11:48 a.m. July 29, 2019The original article identified an USC engineering student as Sisi El-Sisi. His correct name is Kareem El-Sisi and he is an economics and urban planning student.

The workshop, which airport officials call a charrette, was held at St. Leon Armenian Cathedral in Burbank Wednesday evening.

An earlier workshop focused on the facility’s exterior.

Facilitators with IMG Inc., the firm hired by the Burbank-Glendale-Pasadena Airport Authority to organize the workshops, helped participants talk about the types of materials and colors that would be used inside the new terminal, whether there should be amenities before the TSA screening area and if there should be live performances at the airport.

Bill Hart, a retired Lockheed employee from Burbank who now lives in Marietta, Ga., said it is important for airport officials to maintain the history of the airfield in some way.

“A lot of history was made here,” Hart said. “It’s important to not see it erased and forgotten.”

Understanding that the terminal is planned to be 355,000 square feet, which is smaller than the Hartsfield-Jackson Atlanta International Airport he often uses, Hart said having shops and restaurants centrally located within the terminal would not create logistical issues.

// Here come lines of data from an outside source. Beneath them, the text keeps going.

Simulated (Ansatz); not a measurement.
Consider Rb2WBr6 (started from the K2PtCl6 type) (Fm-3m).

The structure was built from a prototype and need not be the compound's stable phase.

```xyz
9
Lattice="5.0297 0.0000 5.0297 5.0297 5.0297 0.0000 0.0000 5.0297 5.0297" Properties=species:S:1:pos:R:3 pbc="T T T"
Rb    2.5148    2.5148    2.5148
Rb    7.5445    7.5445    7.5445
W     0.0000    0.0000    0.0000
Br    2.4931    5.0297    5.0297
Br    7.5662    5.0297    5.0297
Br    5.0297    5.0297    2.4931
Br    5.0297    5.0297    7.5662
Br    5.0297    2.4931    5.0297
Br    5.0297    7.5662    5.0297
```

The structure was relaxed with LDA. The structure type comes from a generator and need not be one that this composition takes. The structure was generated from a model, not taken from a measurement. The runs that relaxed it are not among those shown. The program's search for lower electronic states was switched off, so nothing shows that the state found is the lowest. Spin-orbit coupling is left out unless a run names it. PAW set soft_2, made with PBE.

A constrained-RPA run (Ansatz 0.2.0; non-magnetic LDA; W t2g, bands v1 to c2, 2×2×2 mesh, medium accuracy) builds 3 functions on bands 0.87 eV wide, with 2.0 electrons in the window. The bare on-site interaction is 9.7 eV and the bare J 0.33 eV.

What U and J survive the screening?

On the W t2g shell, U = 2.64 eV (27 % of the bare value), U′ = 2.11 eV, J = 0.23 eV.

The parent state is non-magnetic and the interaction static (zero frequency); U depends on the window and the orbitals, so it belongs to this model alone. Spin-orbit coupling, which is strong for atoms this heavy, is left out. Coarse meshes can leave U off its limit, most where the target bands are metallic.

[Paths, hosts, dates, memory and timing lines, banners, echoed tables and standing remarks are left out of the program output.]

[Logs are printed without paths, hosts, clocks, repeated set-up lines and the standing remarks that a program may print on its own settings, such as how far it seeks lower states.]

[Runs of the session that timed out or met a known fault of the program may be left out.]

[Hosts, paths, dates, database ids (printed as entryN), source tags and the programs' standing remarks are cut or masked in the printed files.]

“Having a more central area is also easier to create a theme within the terminal,” he said.

Next to Hart was Kareem El-Sisi, an economics and urban planning student from USC, who suggested that the airport should consider having a hybrid between centralized amenities in a common area and other shops and restaurants spread out toward the gates in the terminal.

“It’s always great to tailor something for this airport specifically,” El-Sisi said. “If it’s an airport where people are rushing from one place to another, it wouldn’t be good to have a centralized common area.”

El-Sisi added he thinks the gates should be stress-free environments for waiting travelers, and having busier stores and restaurants in a centralized area away from most of the gates could achieve that.

Hart and El-Sisi also mentioned that live performances, especially over-the-top acts found in Las Vegas, would be too much for the Burbank airport.

“I don’t think this is going to be an airport in Dubai, where there’s extraordinary and extravagant exhibits and performances,” El-Sisi said. “I think this airport is one that’s more humble and serves a purpose.”

The next charrette is scheduled for Sept. 4 at the Castaway restaurant, 1250 Harvard Road, Burbank.